(Bloomberg) -- Former Treasury Secretary Lawrence Summers said the US jobless rate would need to rise above 5% for a sustained period in order to curb inflation that’s running at the hottest pace in four decades. 

“We need five years of unemployment above 5% to contain inflation -- in other words, we need two years of 7.5% unemployment or five years of 6% unemployment or one year of 10% unemployment,” said Summers said in a speech in London Monday. “There are numbers that are remarkably discouraging relative to the Fed Reserve view.” 

Fed policy makers raised interested by 75 basis points on Wednesday, the biggest increase since 1994. In their accompanying outlook, they signaled they see inflation easing from above 6% today to below 3% next year and near 2% in 2024. The median forecast showed unemployment rising to 4.1% by 2024, from 3.6% in May.

“The gap between 7.5% unemployment for two years and 4.1% unemployment for one year is immense,” said Summers, a Harvard University professor and paid contributor to Bloomberg Television. “Is our central bank prepared to do what is necessary to stabilize inflation if something like what I’ve estimated is necessary?” 

The Fed on Friday said it would do what is needed to get prices under control, reiterating that price stability is necessary to support a strong labor market and calling its commitment to reining in inflation “unconditional.” 

Summers repeated his prior calls that the Fed’s task of tempering price gains is similar in scale to that of former Chair Paul Volcker, who had to engineer a deep recession and double-digit unemployment 40 years ago to get inflation under control.

“The US may need as severe monetary tightening as Paul Volcker pushed through in the late 1970s early 1980s,” Summers said. 

He said the central bank should move away from providing communication to the public about the likely future course of monetary policy. 

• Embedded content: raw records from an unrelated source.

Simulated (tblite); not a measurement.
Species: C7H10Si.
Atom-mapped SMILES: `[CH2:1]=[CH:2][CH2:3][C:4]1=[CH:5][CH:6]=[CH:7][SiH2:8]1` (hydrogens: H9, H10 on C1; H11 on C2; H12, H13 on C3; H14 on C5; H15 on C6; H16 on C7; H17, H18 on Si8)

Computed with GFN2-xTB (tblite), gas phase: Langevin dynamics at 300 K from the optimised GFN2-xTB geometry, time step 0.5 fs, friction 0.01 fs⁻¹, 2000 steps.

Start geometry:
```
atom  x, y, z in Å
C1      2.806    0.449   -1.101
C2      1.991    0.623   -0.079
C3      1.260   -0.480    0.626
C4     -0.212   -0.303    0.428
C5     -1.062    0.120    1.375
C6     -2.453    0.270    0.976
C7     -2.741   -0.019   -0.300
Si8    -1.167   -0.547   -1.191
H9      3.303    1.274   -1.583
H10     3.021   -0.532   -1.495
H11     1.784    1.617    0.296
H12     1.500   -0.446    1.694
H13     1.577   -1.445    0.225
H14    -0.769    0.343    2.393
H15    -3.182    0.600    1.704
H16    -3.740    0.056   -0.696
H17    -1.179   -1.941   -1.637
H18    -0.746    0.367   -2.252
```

“The return to humility, the abandonment of forward guidance as a policy tool is entirely appropriate,” Summers said. “It is likely to be necessary to make much more difficult choices than yet contemplated between acceptance of slack and acceptance of sustained, above-target inflation.”

“In that way, I fear we are going to have both elements of secular stagnation and secular stagflation,” he said.